Global Mobility Network Analysis · Sean Jayasekera
A data-driven investigation into the invisible walls that divide the world's travelers
The Story
Imagine planning a trip abroad. For most people in wealthy countries, this means booking flights, finding a hotel, and packing a bag. But for hundreds of millions of people around the world, there is a step that comes first — one that is expensive, uncertain, and sometimes humiliating: applying for a visa.
The country you were born in determines not just where you can travel, but how freely, how quickly, and how much it costs. A citizen of Germany can visit 174 countries with no paperwork at all. A citizen of Afghanistan faces visa requirements in nearly every country on Earth. The difference has nothing to do with the individuals involved — it is simply an accident of birthplace.
This project set out to map that divide using data. By analyzing visa policy relationships between 199 countries, we can see — with mathematical precision — exactly how unequal the world of international travel really is.
"The country printed on your passport is one of the most consequential things about you — and it was never your choice."
Finding 01
To measure passport strength, every visa relationship was converted into a score. A visa-free entry scores 1.0 — the maximum. A visa required scores 0.2. No admission scores 0. Every passport's total score represents its cumulative travel freedom across all 199 countries.
The results reveal a striking concentration of power at the top. The United Arab Emirates holds the world's most powerful passport — a remarkable achievement for a country that only gained independence in 1971. Singapore sits in second place, and the rest of the top 20 is almost entirely European.
Notice how tightly clustered the top 20 scores are. This group of elite passports forms a distinct tier — separated from the rest of the world by a meaningful gap.
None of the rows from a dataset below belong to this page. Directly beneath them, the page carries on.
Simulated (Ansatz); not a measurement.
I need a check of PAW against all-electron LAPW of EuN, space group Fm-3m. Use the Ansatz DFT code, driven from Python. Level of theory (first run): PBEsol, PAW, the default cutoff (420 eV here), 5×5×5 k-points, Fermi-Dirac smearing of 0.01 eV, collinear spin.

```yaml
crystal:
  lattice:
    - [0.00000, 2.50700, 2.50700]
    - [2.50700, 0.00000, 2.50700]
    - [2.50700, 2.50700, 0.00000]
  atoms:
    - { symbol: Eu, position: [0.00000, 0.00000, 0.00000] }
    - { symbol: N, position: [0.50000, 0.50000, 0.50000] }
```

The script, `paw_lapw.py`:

What makes the UAE's position particularly notable is that its rise to the top of this ranking is recent and deliberate. Through years of active diplomatic engagement and strategic visa liberalization agreements, the UAE has built one of the most connected passport networks in the world — demonstrating that passport power is not fixed. It can be built.
Finding 02
When you plot all 199 passport scores on a chart, something unexpected appears: the distribution doesn't form a single bell curve. It forms two distinct humps — one clustered around the 95–110 range, and another clustered around 165–175. There is a noticeable gap in the middle.
This pattern — called a bimodal distribution by statisticians — tells us that passport strength doesn't exist on a smooth continuum. Countries tend to fall into one of two groups: those with strong passports and those with weak ones. The middle ground is relatively sparse.
This finding was later confirmed by a network analysis technique called community detection, which independently identified the same two-group structure without any prior assumptions about where the dividing line should be.
Europe, North America, the Gulf states, East Asia, and Latin America. These countries grant each other generous travel access and form a tightly interconnected mobility network.
Sub-Saharan Africa, South Asia, Southeast Asia, and parts of the Pacific. Citizens of these countries face significant restrictions when traveling to the high-mobility bloc.
These two communities weren't drawn by a human analyst — they emerged automatically from the data. No geographic or political assumptions were made in advance. The network simply found its own natural clusters. That the result maps so cleanly onto familiar geopolitical lines is itself a finding worth sitting with.
Finding 03
The most revealing visualization in this project is a simple grid showing the average ease of travel between every pair of world regions. Read each row as a passport region and each column as a destination — the number in each cell represents how easy that journey typically is, on a scale from 0 (impossible) to 1 (completely free).
The pattern that jumps out immediately is the single orange cell in the top right corner of the grid: Africa traveling to Europe, scoring just 0.25. This is the most restricted travel corridor in the entire dataset.
Compare that 0.25 to the 0.93 in the Europe-to-Europe cell — the brightest green on the entire grid. European citizens traveling within Europe enjoy near-total freedom of movement, largely thanks to the Schengen Agreement. But that same openness does not extend outward.
"Europe has the world's most powerful passports and the world's most restrictive entry barriers — depending on which side of the border you're standing on."
This is what the data reveals as the European Mobility Paradox: the region that benefits most from global travel freedom simultaneously enforces the highest barriers against those seeking to travel in. The asymmetry is not subtle. It is the defining feature of the global mobility system.
Finding 04
Passport power measures how freely you can travel out. But what about the other side — which countries are the most welcoming to everyone else coming in?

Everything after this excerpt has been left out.